What I would like to write is an introduction to the basic science of global warming or some dark musings on oxytocin and the evolution of parochial altruism. For today, however, it's best to stick to some housecleaning follow-up to our article on the statistical anomalies in the R2K polling.
Most readers find it hard to follow technical arguments, even ones that include explanations for laypersons. The unfortunate implication is that argument by authority is often needed as back-up. So here goes.
The two obvious blogs to follow to see how authorities on polling and statistical forensics reacted to our arguments were Nate Silver's 538 site and Pollster.com.
Nate has run a series of responses. In his latest, he states a conclusion that goes beyond what we actually claimed, and endorses it unequivocally. "Grebner et al. argue that this phenomenon could only be a reflection of human intervention -- no naturally occurring statistical process could produce it. In my view, that conclusion is correct beyond the shadow of a doubt."
On Pollster.com, the initial responses were respectful but very cautious. The Pollster group was waiting for a guest blogger with sufficient statistical expertise, Douglas Rivers, to make a more definite evaluation. Rivers wrote that the article "convincingly demonstrate[d] that something is seriously amiss with the research reported by Research 2000, which may well be due to fraud." He did raise, however, the possibility that we had overlooked a subtle technical issue. Our exchange on that question concluded as follows:
"Michael Weissman:
[snip]
Oy, do we sound like a couple of academics! We agree on
- the possibility of subcategory stabilization reducing Var.

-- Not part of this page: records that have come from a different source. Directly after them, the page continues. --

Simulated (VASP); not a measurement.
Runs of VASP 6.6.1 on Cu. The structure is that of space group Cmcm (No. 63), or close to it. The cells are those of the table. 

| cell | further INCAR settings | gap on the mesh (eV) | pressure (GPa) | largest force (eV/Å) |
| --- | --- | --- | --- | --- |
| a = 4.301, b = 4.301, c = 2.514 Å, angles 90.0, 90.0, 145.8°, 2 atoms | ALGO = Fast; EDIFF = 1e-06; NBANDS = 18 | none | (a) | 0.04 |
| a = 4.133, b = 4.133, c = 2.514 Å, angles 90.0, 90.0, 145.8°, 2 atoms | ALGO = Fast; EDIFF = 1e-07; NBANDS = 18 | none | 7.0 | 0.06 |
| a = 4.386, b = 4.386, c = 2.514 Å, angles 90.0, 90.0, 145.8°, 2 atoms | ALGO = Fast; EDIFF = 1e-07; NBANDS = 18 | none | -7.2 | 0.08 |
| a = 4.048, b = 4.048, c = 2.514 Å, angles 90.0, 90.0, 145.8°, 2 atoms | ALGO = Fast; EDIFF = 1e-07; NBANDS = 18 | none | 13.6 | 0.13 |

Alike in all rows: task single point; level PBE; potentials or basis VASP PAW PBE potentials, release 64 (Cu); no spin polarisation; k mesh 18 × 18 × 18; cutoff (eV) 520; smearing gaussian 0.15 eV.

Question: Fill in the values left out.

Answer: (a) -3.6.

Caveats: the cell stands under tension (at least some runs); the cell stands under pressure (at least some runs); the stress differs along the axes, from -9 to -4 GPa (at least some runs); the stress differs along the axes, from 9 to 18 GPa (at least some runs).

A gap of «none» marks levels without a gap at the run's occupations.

- and (I think you agree) that by far the most dramatic instance of that for R2K, per their cross-tabs, is party ID.
- and Party ID is useless for stabilization within Party ID categories.
- Nonetheless, in principle other stabilization, e.g via gender, could have a very subtle effect on E(Var) within party ID categories.
- No such effect is remotely close to removing the huge anomaly for the R2K IND-OTH.
- In an academic paper, such issues ought to be mentioned.
So we're doing the academic fight thing over the question, I guess, of whether we should have mentioned that in the blog? Truce?
Posted on June 30, 2010 4:33 PM
__________________
Douglas Rivers:
Michael Weissman:
Yes. Yes. Yes. Yes. Yes. Yes. Yes. I'm closing my browser now."
One person we wanted to hear from was Walter Mebane, considered the leader in the field of forensic statistics. He was contacted by Pollster's Mark Blumenthal. Mebane described the evidence as "convincing". He also emphasized, in complete agreement with our arguments, a point that Nate put as follows: "he [R2K] could be using real data and making it look fake" by some peculiar alterations.
Blumenthal himself somewhat mis-summarized Mebane's remarks (I checked this with Mebane), confusing the lack of evidence that no real data had been used with the existence of evidence that some real data had been used. (Important Note: Mark Blumenthal has written that I misunderstood his meaning in my criticism here. He was not implying that there was evidence that any real polling data were used in the study. I apologize for my misunderstanding.) However, Blumenthal went on to argue correctly that that questions of that sort should be resolved by entirely different lines of evidence. He cited some of that evidence.
In one follow-up, a very young Kos blogger attempted to challenge the arguments. Following the discussion, one sees that he had nothing new to add except a deep confusion about the difference between marginally significant results and ones of overwhelming statistical significance.
The most dramatic follow-up, however, has not come from statisticians but from the head of R2K. In a letter to TPM he wrote:"Yes we weight heavily and I will, using te margin of error adjust the top line and when adjusted under my discretion as both a pollster and social scientist, therefore all sub groups must be adjusted as well." [sic]
Mark Grebner, who started all this, responded on Pollster:
"The argument the Weissmans and I made - that the published results could not have arisen from the proper analysis of properly conducted polling - seems established now by Del Ali's own words. If he 'adjusts' his numbers 'within the margin of error' based solely upon the limits of his 'discretion', there is no surprise that we see patterns which could not arise stochastically.
The controversy may continue, but our work is done."